Wellbeing Blog

June 26, 2019

Wellbeing on a Budget: 5 strategies to improve the employee experience with limited resources

It’s a common misconception that stellar wellbeing and engagement strategies require large investments. We work with many small groups (and larger groups with very small budgets) that have made impressive changes to their employees’ self-reported wellbeing and workplace satisfaction with little or no additional budget. Many of the things employees are looking for from their employer with regard to supporting their wellbeing and improving the workplace experience don’t cost a dime –  a sense of comradery with teammates, recognition for their contributions, opportunities to give back and be involved in the community, and the like. Even wants such as improved access to resources to support individual wellbeing can be addressed in some capacity with a limited budget.

Here are some of our favorite avenues for ramping up wellbeing on a budget:

Ensure Leadership Support

According to Gallup research, managers are responsible for up to 70% of employee wellbeing, making them the largest and most critical piece of the wellbeing puzzle. Leaders and managers at all levels should be held accountable for being supportive of their direct reports’ needs. Encouraging regular breaks, supporting them in the event of an emergency, taking interest in their personal and professional growth, and keeping things like gossip and politics within their department to a minimum will go a VERY long way for the overall wellbeing of your employees.

Establish an Enthusiastic Network of Leaders for Wellbeing

If you sit in HR or have been tasked by leadership to run a wellbeing program by yourself, you know it can be challenging to keep it afloat on your own. Building out a network of employees to help will ensure that initiatives are disseminated across the entire organization, give more people a voice in what is implemented and keep things fresh without putting all the responsibility on just one person for ideas. The keys to a great committee are diversity and self-selection. A diverse committtee with employees from all levels, departments and locations, as well as, who bring a variety of experiences and opinions is key. Self-selection is pretty straightforward; you want people who actually want to be there running your strategy. Putting out a call for interested parties or allowing nominations may yield better results than simply delegating who these employees are.

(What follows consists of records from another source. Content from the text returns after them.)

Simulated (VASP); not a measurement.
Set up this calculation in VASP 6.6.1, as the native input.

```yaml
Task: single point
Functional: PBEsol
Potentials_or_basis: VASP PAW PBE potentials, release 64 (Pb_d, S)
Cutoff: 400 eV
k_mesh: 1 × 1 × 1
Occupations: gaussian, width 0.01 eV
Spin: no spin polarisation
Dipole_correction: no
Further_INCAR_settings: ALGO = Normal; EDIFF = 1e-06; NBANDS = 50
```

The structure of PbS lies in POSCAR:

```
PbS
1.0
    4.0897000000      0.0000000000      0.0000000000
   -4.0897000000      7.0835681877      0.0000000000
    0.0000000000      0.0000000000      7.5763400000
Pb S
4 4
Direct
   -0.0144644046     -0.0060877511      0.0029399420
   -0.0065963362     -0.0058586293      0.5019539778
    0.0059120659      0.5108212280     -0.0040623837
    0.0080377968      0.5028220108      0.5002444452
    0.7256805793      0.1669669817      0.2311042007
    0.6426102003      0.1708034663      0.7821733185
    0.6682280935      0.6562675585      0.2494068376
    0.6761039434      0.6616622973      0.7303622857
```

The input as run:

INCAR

Once your members are selected, it’s important to unite everyone with a shared purpose (e.g., our job is to implement initiatives that enhance the employee experience) and clarify specific roles and responsibilities for each member. For example, at your first committee meeting each employee might decide how they want to contribute to the group. Perhaps someone will take meeting minutes each time you reconvene, while another will be responsible for sending out communications to the rest of the organization or setting up events. It’s also important to designate a chairperson for the committee who can act as the messenger to senior leadership, helping keep leaders current on upcoming initiatives and getting approval for special events or funding.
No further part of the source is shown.